Hunker down and wait

There are times when you just can’t get there from here! Sailboats are wonderful contraptions, but when the wind is coming from the place you want to be they can present quite a challenge. At those times we usually just become a power boat and motor along to our next home, but yesterday and today the wind, waves, and tides have all been against us. It’s three to one so we graciously yield, set the anchor and wait.

Before explaining our current state of affairs, here’s a bit of detail about our 40 mile sail from the north to south end of Isla Angel de la Guardia (Guardian Angel Island). We left the remote anchorage of Puerto Refugio at dawn, to ride the outgoing tide. With sails out, gently moving along we passed a point called Punta Pulpito, the northern point of a huge bay called Ensenada de Pulpito (Little Octopus Cove). Since we were traveling southeast and the cove cut into the island for about 6 miles to the west, that presented the building wind with plenty of fetch to create some nice steep rollers that started heading our way.

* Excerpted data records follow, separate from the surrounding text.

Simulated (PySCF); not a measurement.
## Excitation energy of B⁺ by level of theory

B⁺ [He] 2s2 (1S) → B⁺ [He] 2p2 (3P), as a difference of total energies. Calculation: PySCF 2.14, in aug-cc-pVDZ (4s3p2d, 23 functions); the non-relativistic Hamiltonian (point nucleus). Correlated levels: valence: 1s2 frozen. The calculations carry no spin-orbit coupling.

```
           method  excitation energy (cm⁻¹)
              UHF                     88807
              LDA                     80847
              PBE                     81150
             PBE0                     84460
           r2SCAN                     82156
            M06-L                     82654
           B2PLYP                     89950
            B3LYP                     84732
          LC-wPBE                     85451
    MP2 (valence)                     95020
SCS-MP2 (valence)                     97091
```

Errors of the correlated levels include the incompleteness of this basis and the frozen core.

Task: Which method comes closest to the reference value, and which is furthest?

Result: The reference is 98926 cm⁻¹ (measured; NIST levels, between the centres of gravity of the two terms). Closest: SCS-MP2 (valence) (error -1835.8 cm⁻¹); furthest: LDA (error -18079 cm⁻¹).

The winds and seas were building rapidly so we put a reef in the main, then a little bit later we reefed the genoa, then a second reef in the main, and finally we furled the genoa completely and rolled out the stay sail. With the stay sail and the double reefed main, Happy Dance found her stride and started pushing the knot meter to 7.5 knots against a rough sea. We had all the hatches battened down, as we were taking some high splashes over the windward side – salt water over the helm for the first time! It wasn’t a bad ride though and with a fairly steady 24 knots of breeze, gusting higher, we held a good course across the bay. Once we reached the southern point, called Punta Rocosa (Rocky Point), at the south end of Ensenada de Pulpito, poof! The winds ceased, the seas flattened, and we turned on the iron genny for the rest of the trek to Isla Estanque.

The anchorage between Isla Estanque (Tank Island, named for a nearly land locked shallow bay in the tiny island) and Isla de la Guardia was wide and quite pretty. We were greeted by 3 or 4 whales blowing and a school of dolphins playing in the distance as we entered the bay. There’s a long reef stretching between the two islands that is also connected to a mile long steep beach that we anchored next to. As we set the anchor a friendly seal came to visit and he stayed around the boat for a long time, just diving and swimming and playing under the boat. I finally decided that I needed to go swim with him, but he didn’t seem to like that idea and as soon as I jumped in he disappeared. Oh well!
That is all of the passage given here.